Welcome to Lake Charlotte Nature Preserve.
In the 1920s, Mount Manor Lake was an area developed by Dr. R. F. Ingram, a prominent Atlanta dentist, businessman, politician, “convicted bootlegger,” and president of the Mount Manor Estates Fishing Club. Miss Charlotte Sage, a wealthy, well-documented Ansley Park debutante of the 1937 season, was Dr. R. F. Ingram’s only granddaughter. For years, her outfits and social “gaieties” were breathlessly chronicled in the Atlanta society pages. Even after Miss Charlotte’s wedding to a naval officer in 1948, the papers continued to cover the celebrity couple.
It's believed the lake was renamed in her honor, but it has been drained for decades now...her name living on despite the lake being gone.
In the 1970s, the City of Atlanta planned to acquire a number of wooded areas around Atlanta's southside with the hope of preserving the tree canopy and creating a network of protected woodland spaces for those who lived in town. One official was quoted as saying “We want areas where you can walk and lose yourself, rather than having to drive two hours to the North Georgia mountains...If we develop good parks and campsites inside the cities, maybe people will stop hating the cities.”

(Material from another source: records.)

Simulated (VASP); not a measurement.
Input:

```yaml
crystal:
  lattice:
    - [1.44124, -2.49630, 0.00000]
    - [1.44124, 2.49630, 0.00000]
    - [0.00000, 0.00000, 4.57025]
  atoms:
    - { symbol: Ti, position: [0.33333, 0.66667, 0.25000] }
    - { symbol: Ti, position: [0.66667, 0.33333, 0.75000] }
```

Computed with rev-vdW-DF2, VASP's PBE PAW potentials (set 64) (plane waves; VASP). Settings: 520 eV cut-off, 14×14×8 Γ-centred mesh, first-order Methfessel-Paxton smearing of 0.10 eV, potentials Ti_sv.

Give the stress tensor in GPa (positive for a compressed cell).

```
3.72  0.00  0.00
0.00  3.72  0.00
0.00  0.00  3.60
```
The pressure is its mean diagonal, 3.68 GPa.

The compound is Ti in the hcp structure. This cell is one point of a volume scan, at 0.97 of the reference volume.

Barely a decade later, the city scrapped the plan (due in large part to the declining interest in urban woodlands following the tragic Atlanta child murders several years earlier) and this land was sold to a private developer who, after a failed attempt to rezone it for industrial development, sold it to Waste Management. You can guess where things were headed from that point; however, plans to extend the nearby Live Oak landfill were met with intense resistance from area residents in the '90s, and those too were eventually shelved.
To protect the land, The Conservation Fund purchased it from Waste Management in December 2019 and it was in turn purchased by the City of Atlanta in April 2020 using funds collected as part of the tree protection ordinance. Lake Charlotte Nature Preserve was the first greenspace acquisition funded through the City’s tree ordinance, which was modified several years ago to allow for both the planting of new trees and the protection of intact, mature forests to mitigate tree loss to new development in the City.
Currently, the primary trail is the old roadway from the north entrance. It's a nice, wide pathway through the trees that passes several old stone structures...remnants of the old houses that used to overlook the lake (which was drained back in the 80s). This trail eventually loops back, but there are other, smaller trailways that run south and - theoretically - meet up with the Southside Park moutain bike trail system to the west.
The cache itself is located far off the beaten path and, in warmer months, will require bug spray and bushwhacking. For now, though, it's a relatively easy trek. Enjoy the old growth forest in this little-known park. Cache on!